We’re choking on this decision
In 2003, the Idaho Legislature adopted an emergency measure that precluded civil actions against field burners in 10 Northern Idaho counties. On Monday, the Idaho Supreme Court said, in effect, “No it didn’t.”
The case hinged on whether a district court judge who ruled the law unconstitutional was correct when he said the measure was “a local or special” law. The Supreme Court’s majority opinion said the law applied to all farmers who burn their fields in Idaho.
Does anyone really believe that the law was passed with all Idaho farmers in mind? Dissenting Justice Wayne Kidwell doesn’t, noting the special permits and smoke-management rules in the law that apply only to those farmers in the 10 northern counties.
The law states: “In the counties specifically identified in this subsection, no person shall conduct or allow any crop residue burning without first registering each field with the department each year before burning is conducted, and without authorization of the department.”

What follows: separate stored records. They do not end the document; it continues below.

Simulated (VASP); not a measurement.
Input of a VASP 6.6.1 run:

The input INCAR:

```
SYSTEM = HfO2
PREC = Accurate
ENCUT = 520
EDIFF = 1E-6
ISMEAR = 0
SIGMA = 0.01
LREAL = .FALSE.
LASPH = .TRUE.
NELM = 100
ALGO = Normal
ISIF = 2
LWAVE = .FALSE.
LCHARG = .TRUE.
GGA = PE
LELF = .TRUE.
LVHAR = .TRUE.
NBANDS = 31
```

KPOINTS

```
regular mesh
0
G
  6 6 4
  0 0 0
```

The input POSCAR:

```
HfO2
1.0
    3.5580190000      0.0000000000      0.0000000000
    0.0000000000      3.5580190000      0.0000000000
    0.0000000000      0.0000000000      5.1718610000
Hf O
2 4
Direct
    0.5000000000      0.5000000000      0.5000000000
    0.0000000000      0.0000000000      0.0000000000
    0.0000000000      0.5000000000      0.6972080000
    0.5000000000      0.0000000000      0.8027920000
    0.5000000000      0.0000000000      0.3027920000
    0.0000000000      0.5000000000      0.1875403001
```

Kidwell also noted that the law failed the arbitrary/capricious test because it rested on the fallacy that the crop can be grown only by burning the fields. Grass growers in Washington and Oregon operate without starting fires.
Two years ago, the same court struck down a state law that allowed a half-cent sales tax in Kootenai County, because it applied to only one county. Kidwell alone voted consistently in both cases.
Opponents of field smoke have already indicated they will challenge the Idaho Supreme Court’s decision in federal courts, and a reversal wouldn’t be surprising. Neither side sees a legislative remedy for sufferers of field smoke because of the heavy influence of agricultural interests on lawmakers.
Idaho’s rush to protect grass farmers ignores the growing number of people and businesses who want it to stop. Late-summer burning forces those with breathing problems to stay indoors and casts a pall on tourism-related activities. Even Canadian border towns, such as Creston, B.C., have lodged complaints.
The state has implemented some control measures, but it refuses to conduct the cost-benefit analysis recommended by the U.S. Environmental Protection Agency. Such a study in Washington state found that there was a nearly $3 million annual benefit to banning grass-field burning. A permanent ban was imposed in 1998.
The state of Idaho is damaging its credibility by refusing to gather empirical data on the overall costs of field burning, which would include health-related expenses. Instead, it is narrowly focused on the small number of farmers who burn their grass fields. The state Department of Agriculture also refuses to hold public hearings before certifying each year’s burn.
A farmer called the Idaho Supreme Court’s decision, “a breath of fresh air.” The people downwind beg to differ. In all likelihood, the ruling only served to delay an inevitable ban on field burning.